Wednesday, January 30, 2008


The McClellan Oscillator turned down hard enough today to warrant a caution signal to short term traders.

The heavy reversal day today also sends a caution flag to short term traders.
I do have a bit of concern about the stochastics only managing a move just above 50 before potentially turning down and thus the main reason I am only looking to bump up to 80% equities on this potential weakness. Had this indicator been more healthy then there would be no question that my next stop on the allocation map would be the land of 125%.
However, I want to be 100% sure that a major intermediate term bottom is in place.
I am sitting at about 90% certain, but as I said, if the stochastics roll over from just above 50 we will have to keep a very watchful eye on the substance of the ensuing decline.

Todays wild roller coaster ride brought confirmation to the micro short term model that the first micro short term leg completed with the sharp rally after the FED announcement.
This would bring into play a correction of this entire move from the lows near 1270 with 1328 being the most logical target for the end of the decline.

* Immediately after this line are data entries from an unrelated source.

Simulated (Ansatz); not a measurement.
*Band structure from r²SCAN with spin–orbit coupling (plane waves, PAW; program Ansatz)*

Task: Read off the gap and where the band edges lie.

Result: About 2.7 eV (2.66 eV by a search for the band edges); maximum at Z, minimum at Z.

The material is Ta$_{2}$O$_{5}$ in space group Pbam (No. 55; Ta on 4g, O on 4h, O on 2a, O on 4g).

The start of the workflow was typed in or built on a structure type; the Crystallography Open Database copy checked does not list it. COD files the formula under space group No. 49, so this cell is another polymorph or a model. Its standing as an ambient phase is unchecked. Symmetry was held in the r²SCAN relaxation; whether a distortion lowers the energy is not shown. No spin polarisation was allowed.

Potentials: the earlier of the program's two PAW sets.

No question that yesterday was a good day to unload any ultra short term long calls or stocks that were picked up near the lows.

Short term traders should continue to hold cash and await an opportunity to jump back onto the long side of the market.

Intermediate and Long Term traders should embrace this potential decline as an area to increase their equity exposure and seeing as the three line break sentiment chart turned up yesterday it really clears the path to increase your equity exposure up to 80%.